Life's but a walking shadow, a poor player
That struts and frets his hour upon the stage
And then is heard no more: it is a tale
Told by an idiot, full of sound and fury,
Signifying nothing.


God bless us, every one!

Out: December 4, 2015  >:(




Batman vs Superman

Oooooooh, Superman's in trouble.

I think all DC fans are on pins and needles for these next two. Like most of the internet, I found the Batman vs Superman marketing pretty laughable (So grimdark! Ben Affleck? What's with the title - is the Kent family farm in a class action against Wayne Enterprises?), but I'm including the above screenshot because that's the exact moment I gained some faith in Batfleck. Seeing him run through Superman-caused destruction to save a small child and then glare at the sky convinced me that this Bruce Wayne is pissed off and motivated enough to really take on the Man of Steel.

Out: March 25, 2016




Suicide Squad

A true gentleman carries a lady when she's trapped in unusable shoes.

The "DC = grimdark" fears were further fanned by San Diego Comic Con footage of Suicide Squad set to morose music, but hopefully David Ayer's film has some actual fun in it. I mean, it is about an off-the-books supervillain task force whose members have names like Captain Boomerang and Killer Croc. But it's likely that a good portion of Suicide Squad's success will depend, fairly or not, on its two most popular characters: Harley Quinn and the Joker. Margot Robbie seems perfect for Harley (this is the character's first live-action appearance), although it's weird that someone born in 1990 will be in a romantic triangle with Jordan Catalano and the Fresh Prince of Bel-Air. There's been a lot of drama regarding both Robbie's and Jared Leto's characters' design (though mostly Leto's), and to be fair, it's pretty easy to imagine Robbie Quinn and Joker Leto re-enacting this scene, though obviously Batman would never let anyone choke to death on their own vomit.

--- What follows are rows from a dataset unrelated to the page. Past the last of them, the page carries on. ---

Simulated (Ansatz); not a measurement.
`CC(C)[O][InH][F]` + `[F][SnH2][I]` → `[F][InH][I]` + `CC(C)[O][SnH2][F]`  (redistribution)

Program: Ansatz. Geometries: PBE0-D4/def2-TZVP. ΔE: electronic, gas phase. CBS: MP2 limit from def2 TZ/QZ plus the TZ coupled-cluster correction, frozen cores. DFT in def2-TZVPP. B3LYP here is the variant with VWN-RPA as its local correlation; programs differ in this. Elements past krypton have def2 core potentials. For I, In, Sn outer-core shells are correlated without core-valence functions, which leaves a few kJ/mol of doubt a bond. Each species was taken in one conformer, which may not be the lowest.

What the dynamic between them will be also has a lot of fans anxious. Interpretations of the relationship can range from "supervillains in love" to "Harley is the poster child for domestic violence." Their relationship origin story has been told various ways in the canon, but I prefer it when Harley's transformation to supervillain Harley Quinn is done by her own initiative. Is a good decision? No, but it's hers. The Adam Glass version in the "new 52" Suicide Squad comics, the most probable source material for the film, is my least favorite. Not only does Harley not have a say in becoming Harley Quinn, she wasn't even deviously planning on a trashy tell-all true-crime book while treating the Joker - her boss was. She does kill her boss and free the Joker when she finds out, but it's done in a sort of fugue state. Weak.

So I've gone on for two paragraphs while barely mentioning any of the other characters/actors, which I feel is going to be pretty typical for this movie. Sorry, guys! Viola Davis will likely be fantastic as boss lady Amanda Waller. Will Smith has the right former-military-precision/soulful-interior look for Deadshot. I'm also looking forward to seeing Catholic gangster supervillain El Diablo (Jay Hernandez) and stereotypical Aussie supervillain Captain Boomerang (Jai Courtney), whom I call Sargent Australia in my head.

Sidenote: I love that we now have a real-life DC villain marriage with Jada Pinkett Smith and Will Smith.

Here's the trailer, which was first seen as leaked SDCC footage. How do you do have a Bee Gees song in a Suicide Squad trailer without it being "Stayin' Alive"???

Out: August 5, 2016

Tuesday, August 18, 2015

Run, Tom, Run: Tom at the Farm



I'm new to the work of director Xavier Dolan, who is new to the world, having been born in 1989. Despite not yet reaching 30, the Quebecois Dolan recently finished his sixth full-length movie. Tom at the Farm/Tom a la Ferme is his fourth; while it was released in 2013, it only got its stateside viewing last week.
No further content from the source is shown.